Administrative Update

Diversification of ASA Assets
Roger A. Moore, M.D.


ince this will be my last “Administrative Update” as the ASA Treasurer, it is my pleasure to commend the members of the Section on Fiscal Affairs for their diligence, hard work and, at times, Herculean efforts on the behalf of the ASA membership. The section members are Thomas B. Bralliar, M.D., Jan Ehrenwerth, M.D., Richard M. Johnston, M.D., Lawrence J. Roy, M.D., James M. West, M.D., John W. Zerwas, M.D., (Assistant Treasurer) and Richard E. Barwacz (ex officio member and ASA Director of Finance).

We are very proud to report that ASA’s assets and reserves are greater than ever before, that no dues increase is recommended for the foreseeable future, that we now have a rational travel and per-diem reimbursement policy and that the proposed budget for 2007 is balanced! Each of these accomplishments is cause for celebration and each required the hard work and input from not only the Section on Fiscal Affairs but also from the conscientious efforts of the ASA administrative staff and the hundreds of ASA volunteers running committees and performing all the work that allows ASA to function so well.

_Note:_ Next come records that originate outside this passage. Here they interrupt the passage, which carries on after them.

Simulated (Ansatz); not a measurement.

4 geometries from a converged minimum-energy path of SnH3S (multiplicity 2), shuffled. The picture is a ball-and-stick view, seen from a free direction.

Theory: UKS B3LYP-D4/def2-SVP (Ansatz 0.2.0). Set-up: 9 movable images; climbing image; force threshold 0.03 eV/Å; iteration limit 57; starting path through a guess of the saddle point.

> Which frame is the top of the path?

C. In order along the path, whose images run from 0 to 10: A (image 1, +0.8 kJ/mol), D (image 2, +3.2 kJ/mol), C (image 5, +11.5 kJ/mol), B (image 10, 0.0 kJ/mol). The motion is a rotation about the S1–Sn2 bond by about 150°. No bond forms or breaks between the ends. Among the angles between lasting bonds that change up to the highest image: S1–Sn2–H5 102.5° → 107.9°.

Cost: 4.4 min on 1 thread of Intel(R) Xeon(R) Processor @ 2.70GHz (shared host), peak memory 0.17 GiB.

Diversification of ASA assets and reserves remains one of the key unresolved issues that the Section of Fiscal Affairs has been grappling with for the past two years. Over the past 15 years, ASA assets have grown to more than $50 million, but these assets have been invested in only two vehicles — a single bond fund and a large cap growth fund. The Section on Fiscal Affairs has become increasingly disturbed by fluctuations in ASA assets of more than $1.5 million from month to month, and approximately two years ago recommended that an independent financial advisor be hired to provide an in-depth evaluation of ASA investments and aid the section in developing an “Investment Policy Statement” (IPS). This statement would define the exact parameters for ASA investments while also serving as a guide for future investing. Initial evaluations pointed out the need to increase investment returns and decrease our risk with an active program of asset allocation and diversification. Based on a test taken by each member of the section as a way of assessing the level of risk that ASA was willing to take in its investments (moderately conservative), an IPS was developed.

The finalized IPS allowed for a significant cash buffer while placing the rest of ASA assets into a 35 percent/65 percent split between bonds and equities, respectively. The 65 percent in equities was divided into 26 percent domestic large capitalized equities, 13 percent small capitalized equities, 13 percent international equities, 8 percent real estate investment trusts and 5 percent in emerging markets equities. The independent advisor also helped to educate the section on the value of diversification, the need to be invested in both growth and value funds, the advantages and concerns involved in active and passive management styles and the need for global exposure. The final IPS was a 20-page document that went to the August 2005 ASA Board of Directors and the 2005 House of Delegates, where approval was received without comment. At that point, the real work for the Section on Fiscal Affairs began.

A request for proposal was sent out to multiple investment firms seeking an investment advisor who would serve to direct and oversee all of ASA assets. The responsibilities were outlined in the IPS and required the advisor to help select the best managers for each asset class, to follow the returns of each manager in comparison with national benchmarks and to provide at least quarterly reports on performance to the Section on Fiscal Affairs. The many responses that were received were narrowed down to three firms which were each interviewed in person by the section at its March 2006 meeting. The unanimous opinion was that Dimeo Schneider and Associates in Chicago was the proper fit for ASA.

Additional telephone conferencing and e-mail exchanges led to a refinement of the investment categories, including division of domestic equities into both value and growth funds and providing wider diversification of the 35-percent bond portion of the assets. In spite of the refinements, all changes still adhered to the originally approved IPS recommendations. The next major project was matching actual asset managers and funds to the various asset classes. In a marathon telephone conference between Dimeo and the members of the Section on Fiscal Affairs, a manager for each of the finalized 12 asset classes was selected. In July 2006, ASA assets began the distribution process into the new diversified portfolio, which will be completed over a six-month period.

A major question is: How much will all this cost ASA? Evaluations indicate that the increased security and decreased risk of the new diversified portfolio will cost ASA only slightly more than what we were paying to have the old single bond fund and single large cap growth fund managed. Hopefully the new diversified portfolio will be more resistant to market fluctuations and provide ASA with the funds needed to carry out its great works for decades to come.

Once again I would like to thank the members of the section for their hard work in getting this important job done!